For DC readers: I’ll be speaking tonight at Politics & Prose at Union Market from 7 to 8 p.m. If you can’t make it but want to support a local, independent bookstore, you can order the book through them.
I have a new story out today with Rachel Cohen that tries to explain the source of all the tension and anxiety among House Democrats this year, and the vehicle for the piece is a new primary challenger to Rep. Joyce Beatty in Columbus, Ohio, named Morgan Harper. Story is here and the top is pasted below.
Meanwhile, the recount in the Tiffany Cabán race goes on. This will get you up to speed. Related: a bill is awaiting Gov. Andrew Cuomo’s signature which would loosen the rules around the counting of votes cast as affidavits. If he signs it, Cabán likely wins. Cuomo supports her opponent, so he’s sitting on it.
How Morgan Harper Explains the House Democratic Meltdown
When members of the Congressional Black Caucus took aim last week at New York Rep. Alexandria Ocasio-Cortez and the organization that boosted her primary campaign, Justice Democrats, there was no mystery as to the motive: It’s about the primaries.

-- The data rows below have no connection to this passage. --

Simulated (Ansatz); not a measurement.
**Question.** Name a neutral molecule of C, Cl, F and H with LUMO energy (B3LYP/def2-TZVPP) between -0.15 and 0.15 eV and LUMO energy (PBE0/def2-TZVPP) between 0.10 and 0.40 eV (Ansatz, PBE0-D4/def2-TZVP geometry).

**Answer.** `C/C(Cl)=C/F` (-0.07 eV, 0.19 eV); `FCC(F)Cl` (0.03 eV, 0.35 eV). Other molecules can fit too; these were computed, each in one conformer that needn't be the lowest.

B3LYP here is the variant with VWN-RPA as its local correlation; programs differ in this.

Senior members of the CBC who have served in Congress for decades are suddenly facing challenges, or looking over their shoulders at one, disrupting the smooth, biennial tradition of effectively unopposed reelections.
On Friday morning, The Hill published a story quoting multiple members of the CBC, and anonymous staffers, accusing Justice Democrats of targeting members of color up for reelection.
That was followed Friday night with a controversial tweet blasting Ocasio-Cortez’s chief of staff, Saikat Chakrabarti, a co-founder of Justice Democrats. The tweet was sent from the account controlled by Rep. Hakeem Jeffries, who replaced his mentor, the ousted Joe Crowley, as chair of the House Democratic Caucus. Jeffries, a CBC member, has been the subject of a reported primary effort by Justice Democrats, but no one has yet to materialize (and the group denies it was recruiting anyone).
It capped off a week in which House Speaker Nancy Pelosi singled out Reps. Ocasio-Cortez, Rashida Tlaib, Ilhan Omar, and Ayanna Pressley for criticism in an interview with New York Times opinion columnist Maureen Dowd, and followed it with a condemnation of Chakrabarti in a private caucus-wide meeting. Over the weekend, Democratic leaders leaked polling numbers purporting to show that Ocasio-Cortez and Omar were deeply unpopular with white, non-college-educated voters and putting the House majority at risk.
If Pelosi’s goal was to diminish the Squad and elevate the rest of her caucus, it backfired. President Donald Trump picked up on the poll, and Pelosi’s criticism, and suggested the four members of Congress all “go back” to a different country. “I’m sure that Nancy Pelosi would be very happy to quickly work out free travel arrangements!” he tweeted.
Party leaders who won back the House on a pledge to resist Trump are instead feeding him ammo to fire at members of their own party. The strange behavior is only explicable in the context of deep anxiety around the vulnerability of incumbency. To get a sense of just why incumbent Democrats are lashing out so wildly, the case of Columbus, Ohio, is instructive.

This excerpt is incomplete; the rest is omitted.